The U.S. Justice Department today filed a civil oil-spill lawsuit against BP and several other companies. The suit is the federal government’s first major legal action in the Gulf of Mexico disaster.
The other defendants are subsidiaries of Transocean Ltd., which owned and operated the Deepwater Horizon oil rig; Anadarko Petroleum Corp. and MOEX Offshore 2007, which had financial stakes in the oil well; and QBE Underwriting Ltd./Lloyd’s Syndicate 1036, a BP insurer. Halliburton Co., which designed and pumped the cement used in the well, wasn’t named in the lawsuit.
The government’s civil claims, filed in a New Orleans federal court, seek penalties and damages under the Oil Pollution Act and the Clean Water Act.
Notably, the Justice Department is seeking to hold some defendants liable without limitation under the Oil Pollution Act for oil-spill-removal costs and other damages, including damages to natural resources.
The lawsuit doesn’t put a price tag on the amount of damage caused by the spill. A total assessment of damages to natural resources could take years.
The government is also seeking civil penalties under the Clean Water Act that could total billions of dollars. The act allows the U.S. to seek as much as $1,100 per barrel spilled, and even higher penalties in cases of gross negligence.
A government-led group estimated that 4.9 million barrels gushed out of the well, though some of it was captured. BP has said privately that the flow rate may have been 20% to 50% less.
The Justice Department’s legal complaint follows an array of private-party lawsuits filed in the wake of the April 20 oil-rig explosion, which killed 11 people and produced the worst offshore oil spill in U.S. history.

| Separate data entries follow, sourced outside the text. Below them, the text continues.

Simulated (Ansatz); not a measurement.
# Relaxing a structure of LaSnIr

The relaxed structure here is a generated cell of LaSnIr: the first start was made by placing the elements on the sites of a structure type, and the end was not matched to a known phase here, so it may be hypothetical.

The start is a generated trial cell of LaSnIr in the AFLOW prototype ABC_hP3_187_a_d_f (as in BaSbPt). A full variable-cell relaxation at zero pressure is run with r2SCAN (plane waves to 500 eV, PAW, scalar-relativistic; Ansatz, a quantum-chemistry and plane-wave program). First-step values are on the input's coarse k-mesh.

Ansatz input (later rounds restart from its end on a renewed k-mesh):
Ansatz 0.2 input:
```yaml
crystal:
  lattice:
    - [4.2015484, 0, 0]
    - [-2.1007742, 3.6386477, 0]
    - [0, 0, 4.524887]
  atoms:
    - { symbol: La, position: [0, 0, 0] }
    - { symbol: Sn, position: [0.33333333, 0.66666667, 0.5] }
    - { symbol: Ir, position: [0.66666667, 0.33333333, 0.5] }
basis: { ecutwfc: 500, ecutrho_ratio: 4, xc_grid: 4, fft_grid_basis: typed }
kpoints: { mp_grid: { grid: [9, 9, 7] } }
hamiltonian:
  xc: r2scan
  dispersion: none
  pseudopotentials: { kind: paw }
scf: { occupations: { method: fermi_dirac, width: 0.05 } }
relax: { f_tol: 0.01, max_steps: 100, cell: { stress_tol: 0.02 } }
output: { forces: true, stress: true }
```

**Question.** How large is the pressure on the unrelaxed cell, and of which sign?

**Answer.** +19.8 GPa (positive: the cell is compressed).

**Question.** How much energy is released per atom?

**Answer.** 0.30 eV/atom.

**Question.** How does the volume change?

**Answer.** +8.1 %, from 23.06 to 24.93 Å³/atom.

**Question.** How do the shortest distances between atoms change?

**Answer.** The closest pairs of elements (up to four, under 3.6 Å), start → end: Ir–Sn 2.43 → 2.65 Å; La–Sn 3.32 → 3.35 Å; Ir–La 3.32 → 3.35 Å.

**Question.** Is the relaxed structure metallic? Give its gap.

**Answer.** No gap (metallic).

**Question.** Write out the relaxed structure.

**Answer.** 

The Justice Department alleged in its complaint that important safety and operating regulations were violated in the period leading up to the spill. The department said defendants failed to take necessary precautions to keep the well under control leading up to the explosion and failed to use the best available technology to monitor the well’s conditions.
The defendants also failed to maintain continuous surveillance and use the best equipment to protect workers, equipment and the environment, the Justice Department said.
The lawsuit will be consolidated in the multidistrict litigation that is pending before a New Orleans federal judge.